What the Browns will do with their top pick is still top secret.
With just hours remaining before Cleveland had to announce to the world what they decided to do with the No. 1 overall selection in Saturday's NFL draft, the Browns were staying quiet and exploring all options.
One of them -- call it Option No. 4 -- could be a last-minute, blockbuster trade.
"There are some new developments with at least one other team wanting to trade up and take the pick," Browns president Carmen Policy said Friday evening. "We have four alternatives and all of them are still alive."
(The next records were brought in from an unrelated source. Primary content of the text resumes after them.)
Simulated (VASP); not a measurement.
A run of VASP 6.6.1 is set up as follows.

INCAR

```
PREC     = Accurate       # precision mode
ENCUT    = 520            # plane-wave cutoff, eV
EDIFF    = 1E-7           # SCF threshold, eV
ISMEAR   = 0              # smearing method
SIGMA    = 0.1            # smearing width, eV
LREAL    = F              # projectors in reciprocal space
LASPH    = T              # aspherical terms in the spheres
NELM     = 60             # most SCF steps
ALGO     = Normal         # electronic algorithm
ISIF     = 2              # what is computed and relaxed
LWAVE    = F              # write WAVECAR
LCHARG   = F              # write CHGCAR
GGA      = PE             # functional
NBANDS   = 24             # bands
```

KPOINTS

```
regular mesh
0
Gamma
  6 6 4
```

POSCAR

Policy denied rumors running wild through New York hotel lobbies and on the air waves in Cleveland that the Browns have already decided to make Kentucky quarterback Tim Couch their first selection. Policy said Couch, Oregon quarterback Akili Smith and Texas running back Ricky Williams are all still in the mix and that negotiations with the players' agents were continuing.
"I have been in constant contact with the Browns," Williams' agent, Leland Hardy, said in New York.
The Browns seemed to be enjoying their first moment in the NFL draft spotlight in three years. They may have already decided what to do, and were just waiting until the final moment to show their hand.
"There's a possibility we might make a decision tonight," Policy said as workers scurried around the team's headquarters in Berea in preparation for the two-day draft. "Late tonight or early tomorrow."
Asked if Couch had already agreed to a contract and would be taken first, Policy said, "No, that's not true."
Picking Couch seems to be the Browns' first option as long as they can strike a deal with his agent, Tom Condon of Cleveland-based IMG. The 21-year-old Couch, who is skipping his senior year at Kentucky, has been considered the frontrunner for months. He solidified his place as the team's likely quarterback of the future with a good workout orchestrated by Browns coach Chris Palmer and attended by Policy and Browns owner Al Lerner last weekend in Lexington, Ky.
Cleveland's second option would be to take Smith, who has a stronger arm than Couch and appeared to be Palmer's favorite after a stellar private workout last month.
Smith's agent, Leigh Steinberg, said from New York that he spoke with Browns' officials several times Friday and was assured his client was still being considered.
One advantage for Smith could be Steinberg's experience with Policy at the bargaining table. Steinberg represented several San Francisco 49ers, including quarterback Steve Young, whose contract he negotiated when Policy was 49ers president.
Steinberg, too, was impressed by the Browns' ability to keep everyone guessing.
"If the Cleveland Browns had been given the atomic nuclear secret, we would still have it," he said.
If the Browns choose their third option an take Williams, it would mean they couldn't get either quarterback to agree to a contract. And it could signal they plan to grab another quarterback in later rounds or attempt to sign free agent Warren Moon, who reports say has been in contact with Palmer in the past few days.
And if all else fails, the Browns could choose a fourth option -- trade the pick, something that until recently seemed highly unlikely.
"Someone is talking to us about making a trade of pick to move into the first selection slot," Policy said. "It's a long shot but it's still a horse in the race."